Re: [Spambayes] SpamBayes to Handle Embedded Images

Erik Brown Mon, 03 Oct 2005 14:56:50 -0700

FMJ,

You need to experiment with the following config options. I do not have a problem whatsoever with embedded images. They usually link to a site and it gets all of the related tokens. Try for yourself and report back:

[Classifier]

# Generate both unigrams (words) and bigrams (pairs of words). However,

# extending an idea originally from Gary Robinson, the message is

# 'tiled' into non-overlapping unigrams and bigrams, approximating the

# strongest outcome over all possible tilings. Note that to really test

# this option you need to retrain with it on, so that your database

# includes the bigrams - if you subsequently turn it off, these tokens

# will have no effect. This option will at least double your database

# size given the same training data, and will probably at least triple

# it. You may also wish to increase the max_discriminators (maximum

# number of extreme words) option if you enable this option, perhaps

# doubling or quadrupling it. It's not yet clear. Bigrams create many

# more hapaxes, and that seems to increase the brittleness of minimalist

# training regimes; increasing max_discriminators may help to soften

# that effect. OTOH, max_discriminators defaults to 150 in part because

# that makes it easy to prove that the chi-squared math is immune from

# numeric problems. Increase it too much, and insane results will

# eventually result (including fatal floating-point exceptions on some

# boxes). This option is experimental, and may be removed in a future

# release. We would appreciate feedback about it if you use it - email

# [email protected] with your comments and results.

x-use_bigrams: True

[Tokenizer]

# This non-default option is very effective

# at nailing Asian spam with little training and small database burden.

# It should probably be exposed via the GUI, as it's not appropriate

# for people who get "high-bit ham". Asian spam is nailed with this

# False too, but it requires more training and a larger database, since

# a sufficient variety of "8bit%" and "skip" metatokens take longer to

# learn about than strings of question marks.
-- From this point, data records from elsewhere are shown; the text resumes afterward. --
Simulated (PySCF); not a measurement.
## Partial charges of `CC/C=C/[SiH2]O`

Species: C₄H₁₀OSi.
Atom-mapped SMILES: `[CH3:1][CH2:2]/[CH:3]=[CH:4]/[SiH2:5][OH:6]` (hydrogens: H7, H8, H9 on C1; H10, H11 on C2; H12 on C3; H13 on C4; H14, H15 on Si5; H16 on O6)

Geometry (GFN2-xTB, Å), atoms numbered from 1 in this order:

replace_nonascii_chars: True

# It's helpful for Tim <wink>.

record_header_absence: True

# Recognize 'www.python.org' or ftp.python.org as URLs instead of just

# long words.

x-fancy_url_recognition: True

# Note whether url contains non-standard port or user/password elements.

x-pick_apart_urls: True

basic_header_tokenize: True

basic_header_skip: date x-.* domainkey-signature list-.*

check_octets: True

mine_received_headers: True

summarize_email_prefixes: True

summarize_email_suffixes: True

skip_max_word_size: 50

[URLRetriever]

# So that SpamBayes doesn't need to retrieve the same URL over and over

# again, it stores local copies of the text at the end of the URL. This

# is the directory that will be used for those copies.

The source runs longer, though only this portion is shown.